That’s not why we were able to get Apollo 11 onto the moon using only 8 kilobytes. The real reason is because we used the most batshit sorcery mankind may ever know to eek out every last ounce of usefulness we could muster from those 8 kilobytes.
There was some sorcery involved, yes. But that does not mean it wasn’t a fundamentally easy problem. Orbital mechanics are the easiest and cleanest physics around. That’s why classical mechanics was so incredibly useful: it’s a near perfect predictor for movement in the sky. There ain’t no friction no nothing. Just clean positions, gravity, and propulsion.
Games were impressive in this way too. Computers and consoles didn’t have much CPU power or memory, so they had to squeeze every little bit.
This was still happening even with 5th gen consoles. Crash Bandicoot couldn’t fit in the Playstation’s memory so they ended up overwriting system memory and memory allocated to features of Sony’s standard library they weren’t using.
These days, game development is more “boring” in that aspect. Systems are powerful and frameworks like Unreal Engine handle all the core stuff. That’s not necessarily a bad thing though - it lets the game developers focus on the game itself.
And they had bugs that were a direct result of limitations. The Minus World in Super Mario World, for example, comes from a combination of uninitialized values, how data structures are packed, and imperfect collision detection.
People don’t talk about the problems that result from doing things that way.
Most regular players didn’t encounter these bugs though, as often they’re edge cases that don’t occur during regular gameplay. A lot of them were found by people intentionally looking for them.
I’d argue that games today are bugger than games in the past, just due to how complex they are now. Sure, they’re a different class of bug (and arbitrary code execution via buffer overflows isn’t really a thing any more thanks to ASLR and the NX bit), but I don’t think there’s fewer bugs at all.
If you’ve played SMB a fair amount, there is at least one that you’ve almost certainly ran into at random. It is exploited by speedrunners, but you’ve probably hit it just playing the game normally.
Pirhana plants only check the hitbox every other frame. Obviously, this is a speed optimization. At some point, you’ve probably gone right through a piranha plant that should have hit you. Speedrunners can and do exploit this, as well, of course.
An extension of this idea in other games is when you have split-screen multiplayer. In games like the OG Mario Kart, player inputs are processed on alternating frames. Which means the game has an average of 0.5 frames of input latency in multiplayer before anything else gets calculated in. (And people say retro games don’t have input lag on CRTs; these people are wrong for a lot of different reasons).
Anyone who wants to know more about the exact craziness in retro game code should read “Racing the Beam: The Atari Video Computer System” by Ian Bogost and Nick Montfort.
Yet, some of the most anticipated titles released are streamlined, soulless and boring. Every edge has been rounded off to such a degree, it makes Disney look gory.

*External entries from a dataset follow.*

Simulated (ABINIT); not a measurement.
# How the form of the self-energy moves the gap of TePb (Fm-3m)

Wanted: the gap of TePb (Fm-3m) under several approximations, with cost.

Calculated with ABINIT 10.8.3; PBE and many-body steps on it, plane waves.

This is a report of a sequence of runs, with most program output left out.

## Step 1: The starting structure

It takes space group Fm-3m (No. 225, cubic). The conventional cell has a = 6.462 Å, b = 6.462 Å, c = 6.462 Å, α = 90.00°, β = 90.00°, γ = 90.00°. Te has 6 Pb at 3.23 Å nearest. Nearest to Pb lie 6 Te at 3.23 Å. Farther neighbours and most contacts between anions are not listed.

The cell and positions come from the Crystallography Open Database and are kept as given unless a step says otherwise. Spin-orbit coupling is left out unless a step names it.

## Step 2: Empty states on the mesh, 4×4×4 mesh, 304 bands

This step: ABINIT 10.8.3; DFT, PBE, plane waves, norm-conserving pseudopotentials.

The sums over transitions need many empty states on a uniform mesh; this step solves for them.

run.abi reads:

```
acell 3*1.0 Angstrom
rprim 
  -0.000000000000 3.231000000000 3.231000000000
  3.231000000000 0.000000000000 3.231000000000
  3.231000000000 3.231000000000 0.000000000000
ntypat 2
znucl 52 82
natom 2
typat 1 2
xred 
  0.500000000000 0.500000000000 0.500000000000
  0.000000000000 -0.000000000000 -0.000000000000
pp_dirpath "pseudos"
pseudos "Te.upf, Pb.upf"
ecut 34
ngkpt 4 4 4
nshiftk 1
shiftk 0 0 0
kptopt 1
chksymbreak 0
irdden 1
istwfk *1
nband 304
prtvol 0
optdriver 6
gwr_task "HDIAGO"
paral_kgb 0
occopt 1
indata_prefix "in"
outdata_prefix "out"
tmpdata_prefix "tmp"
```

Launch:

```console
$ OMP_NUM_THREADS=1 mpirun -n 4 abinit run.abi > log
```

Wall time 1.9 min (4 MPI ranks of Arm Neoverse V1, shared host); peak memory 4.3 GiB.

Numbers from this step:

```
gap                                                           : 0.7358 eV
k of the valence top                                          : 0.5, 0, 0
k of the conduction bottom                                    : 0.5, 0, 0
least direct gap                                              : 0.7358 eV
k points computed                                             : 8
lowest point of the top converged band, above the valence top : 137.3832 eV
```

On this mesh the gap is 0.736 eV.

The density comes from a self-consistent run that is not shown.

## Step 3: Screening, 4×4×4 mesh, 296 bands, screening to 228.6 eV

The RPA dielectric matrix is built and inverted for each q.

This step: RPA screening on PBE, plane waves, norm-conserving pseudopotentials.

Putting shit on the moon is very easy from a maths PoV
That’s not why we were able to get Apollo 11 onto the moon using only 8 kilobytes. The real reason is because we used the most batshit sorcery mankind may ever know to eek out every last ounce of usefulness we could muster from those 8 kilobytes.
There was some sorcery involved, yes. But that does not mean it wasn’t a fundamentally easy problem. Orbital mechanics are the easiest and cleanest physics around. That’s why classical mechanics was so incredibly useful: it’s a near perfect predictor for movement in the sky. There ain’t no friction no nothing. Just clean positions, gravity, and propulsion.
STOOOPPP, you’re breaking my narrative that Chrome tabs ought to fit in 8KB.
Games were impressive in this way too. Computers and consoles didn’t have much CPU power or memory, so they had to squeeze every little bit.
This was still happening even with 5th gen consoles. Crash Bandicoot couldn’t fit in the Playstation’s memory so they ended up overwriting system memory and memory allocated to features of Sony’s standard library they weren’t using.
These days, game development is more “boring” in that aspect. Systems are powerful and frameworks like Unreal Engine handle all the core stuff. That’s not necessarily a bad thing though - it lets the game developers focus on the game itself.
And they had bugs that were a direct result of limitations. The Minus World in Super Mario World, for example, comes from a combination of uninitialized values, how data structures are packed, and imperfect collision detection.
People don’t talk about the problems that result from doing things that way.
Most regular players didn’t encounter these bugs though, as often they’re edge cases that don’t occur during regular gameplay. A lot of them were found by people intentionally looking for them.
I’d argue that games today are bugger than games in the past, just due to how complex they are now. Sure, they’re a different class of bug (and arbitrary code execution via buffer overflows isn’t really a thing any more thanks to ASLR and the NX bit), but I don’t think there’s fewer bugs at all.
If you’ve played SMB a fair amount, there is at least one that you’ve almost certainly ran into at random. It is exploited by speedrunners, but you’ve probably hit it just playing the game normally.
Pirhana plants only check the hitbox every other frame. Obviously, this is a speed optimization. At some point, you’ve probably gone right through a piranha plant that should have hit you. Speedrunners can and do exploit this, as well, of course.
An extension of this idea in other games is when you have split-screen multiplayer. In games like the OG Mario Kart, player inputs are processed on alternating frames. Which means the game has an average of 0.5 frames of input latency in multiplayer before anything else gets calculated in. (And people say retro games don’t have input lag on CRTs; these people are wrong for a lot of different reasons).
Go with Unity at least. I know no Unreal game without stuttering.
I’m not a game developer so I just used the first example I could think of.
Downside to that is there isn’t a ton of people putting effort into efficiency/performance. And they sort of seem to be a dying breed at this point
Anyone who wants to know more about the exact craziness in retro game code should read “Racing the Beam: The Atari Video Computer System” by Ian Bogost and Nick Montfort.
Thanks for the recommendation!
Constraints are amazing for creativity.
Yet, some of the most anticipated titles released are streamlined, soulless and boring. Every edge has been rounded off to such a degree, it makes Disney look gory.